Russia Now Produces More Than 50 Types of Civilian Unmanned Vehicles
At a national exhibition on autonomous technologies, Russian officials said the country is already manufacturing more than 50 distinct types of civilian unmanned vehicles—spanning transport, logistics, agriculture, and public safety.

Russia is rapidly expanding its unmanned transport ecosystem. At a recent exhibition dedicated to autonomous technologies, the Ministry of Transport of the Russian Federation reported that the country now produces more than 50 unique types of civilian autonomous vehicles, ranging from drones and delivery robots to driverless trucks and trains.
According to the ministry, the intensity of drone flights increased by 20 percent over the past year, driven in part by regulatory changes. Russia now operates a unified digital system for submitting flight plans and obtaining airspace permits. In 2025 alone, that system authorized more than 178,000 drone flights.
From Delivery Robots to Driverless Freight
A wide range of unmanned systems are already operating across the country. These include autonomous trains, last-mile delivery robots, heavy unmanned aerial vehicles, and self-driving freight trucks.
During a visit to the exhibition, Vladimir Putin was told that delivery robots developed by Yandex completed more than 850,000 deliveries in a single year.
Yandex plans to scale that fleet to 5,000 robots by the end of 2026. According to Transport Minister Andrey Nikitin, robot deliveries are already cheaper than traditional courier services. By 2027, Yandex alone expects to operate around 20,000 delivery robots, with other companies pursuing similar projects.
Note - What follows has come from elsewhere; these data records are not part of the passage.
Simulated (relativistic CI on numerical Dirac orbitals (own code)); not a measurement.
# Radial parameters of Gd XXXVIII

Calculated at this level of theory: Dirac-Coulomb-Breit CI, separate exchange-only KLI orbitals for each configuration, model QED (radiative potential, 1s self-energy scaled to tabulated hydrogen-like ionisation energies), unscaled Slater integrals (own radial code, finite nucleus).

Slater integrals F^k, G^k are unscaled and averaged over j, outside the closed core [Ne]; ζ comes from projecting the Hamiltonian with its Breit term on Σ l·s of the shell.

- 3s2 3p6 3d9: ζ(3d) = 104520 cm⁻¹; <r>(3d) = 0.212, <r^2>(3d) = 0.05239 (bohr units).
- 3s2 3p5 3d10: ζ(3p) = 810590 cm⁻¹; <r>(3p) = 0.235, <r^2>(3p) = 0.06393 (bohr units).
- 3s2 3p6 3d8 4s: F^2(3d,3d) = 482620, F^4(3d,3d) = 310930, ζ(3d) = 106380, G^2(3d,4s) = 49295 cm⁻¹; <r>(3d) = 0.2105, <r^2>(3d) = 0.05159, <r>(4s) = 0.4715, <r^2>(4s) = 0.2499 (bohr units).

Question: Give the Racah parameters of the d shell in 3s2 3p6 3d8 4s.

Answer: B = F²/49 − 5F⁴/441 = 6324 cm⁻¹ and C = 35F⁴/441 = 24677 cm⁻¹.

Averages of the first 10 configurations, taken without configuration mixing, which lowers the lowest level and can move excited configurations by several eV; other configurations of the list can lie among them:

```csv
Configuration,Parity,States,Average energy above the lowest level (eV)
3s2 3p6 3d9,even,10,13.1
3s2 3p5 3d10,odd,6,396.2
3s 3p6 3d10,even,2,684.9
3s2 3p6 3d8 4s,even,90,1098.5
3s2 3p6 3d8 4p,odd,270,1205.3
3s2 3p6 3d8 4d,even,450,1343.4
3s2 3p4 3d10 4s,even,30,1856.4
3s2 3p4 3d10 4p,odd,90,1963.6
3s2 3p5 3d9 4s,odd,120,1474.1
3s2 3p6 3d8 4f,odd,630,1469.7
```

Russia’s latest autonomous trucks are controlled by AI drivers overseen by generative AI systems, with only a remote human operator monitoring performance. The vehicles communicate with road infrastructure using V2X technology, enabling real-time data exchange.
Autonomous freight trucks in Russia are being developed by Yandex and Navio. In parallel, the Evocargo electric truck is already used in retail and industrial logistics.
Heavy unmanned drones produced by Radar MMS can carry payloads of up to 100 kilograms and are used to deliver supplies to remote areas of the Yamalo-Nenets Autonomous Okrug and the Khanty-Mansi Autonomous Okrug.
Taken together, the exhibition highlights a shift from isolated pilots to scaled deployment. Drones, robots, and AI-driven vehicles are increasingly embedded in everyday economic activity—supported by regulation, infrastructure, and domestic manufacturing rather than experimentation alone.